# Forum Other Languages English for Russians - Изучаем английский язык Learn English - Грамматика, переводы, словарный запас  he's sleeping / he's asleep

## Оля

What's the diference between "he's sleeping" and "he's asleep"?

----------


## Ryan91

As far as I know, none at all. The only factor you should note here is that in English we use the word "fast" in relation to sleeping. Somebody can be "fast asleep", which means they are in a deep sleep and won't be roused very easily. You can say "he's fast asleep" but *not* "he's fast sleeping".  ::  
EDIT: Also, the process of being awake, settling down and then sleeping in English is called "falling asleep" (e.g. _My brother has fallen asleep._), and, again, you can't say "he has fallen sleeping." 
Technically speaking "asleep" is an adjective, whereas in "he is sleeping," "is sleeping" is a present continuous verb (I think :P). 
Фактически, был очень хорошим вопросом, Оля.  ::

----------


## Leof

in fact - в действительности, на самом деле, вобще-то
In fact it was a very good question - На самом деле, это был очень хороший вопрос

----------


## paulb

They are the same, but there are two reasons why you might say one or the other. 
If someone recently fell asleep, you would say "He's asleep now."
If someone has been sleeping for some time, it is more common to say "He's sleeping." 
But you won't get into any trouble by using one instead of the other.

----------


## Оля

Thanks to all!   ::

----------


## Ryan91

> If someone has been sleeping for some time, it is more common to say "He's sleeping."
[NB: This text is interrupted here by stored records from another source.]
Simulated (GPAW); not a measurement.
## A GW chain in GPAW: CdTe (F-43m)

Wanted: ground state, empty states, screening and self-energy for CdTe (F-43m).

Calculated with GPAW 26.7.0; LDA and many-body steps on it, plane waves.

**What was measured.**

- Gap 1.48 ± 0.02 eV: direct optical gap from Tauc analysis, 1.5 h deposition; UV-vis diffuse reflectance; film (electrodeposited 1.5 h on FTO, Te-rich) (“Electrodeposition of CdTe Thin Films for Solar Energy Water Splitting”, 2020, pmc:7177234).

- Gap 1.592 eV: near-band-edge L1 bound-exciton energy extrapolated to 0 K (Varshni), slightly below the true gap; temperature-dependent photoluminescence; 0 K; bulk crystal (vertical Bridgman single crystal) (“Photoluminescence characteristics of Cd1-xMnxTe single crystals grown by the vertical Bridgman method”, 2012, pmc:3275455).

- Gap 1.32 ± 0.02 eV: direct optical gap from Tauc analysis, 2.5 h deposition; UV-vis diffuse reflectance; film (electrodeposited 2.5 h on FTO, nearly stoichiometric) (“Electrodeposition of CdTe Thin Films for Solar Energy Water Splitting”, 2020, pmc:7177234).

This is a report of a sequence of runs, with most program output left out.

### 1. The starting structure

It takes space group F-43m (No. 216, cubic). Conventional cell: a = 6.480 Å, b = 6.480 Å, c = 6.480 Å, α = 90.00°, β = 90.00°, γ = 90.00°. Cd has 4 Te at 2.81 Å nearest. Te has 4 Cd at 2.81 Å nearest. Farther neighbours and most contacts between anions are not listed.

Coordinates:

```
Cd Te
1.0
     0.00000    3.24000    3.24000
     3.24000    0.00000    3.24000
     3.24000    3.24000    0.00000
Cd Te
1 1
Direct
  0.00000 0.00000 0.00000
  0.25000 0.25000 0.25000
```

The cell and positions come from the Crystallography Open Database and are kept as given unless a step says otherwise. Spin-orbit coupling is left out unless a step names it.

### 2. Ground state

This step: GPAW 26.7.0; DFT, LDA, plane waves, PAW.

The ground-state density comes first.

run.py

 Is it? That's a nuance that I've never noticed. Perhaps it's a slight difference between American and British English...

----------


## TATY

> They are the same, but there are two reasons why you might say one or the other. 
> If someone recently fell asleep, you would say "He's asleep now."
> If someone has been sleeping for some time, it is more common to say "He's sleeping."

 
I don't think that's really true, I'd say they are used completely interchangeably.

----------


## Ryan91

Well I certainly use them interchangeably, for what it's worth.

----------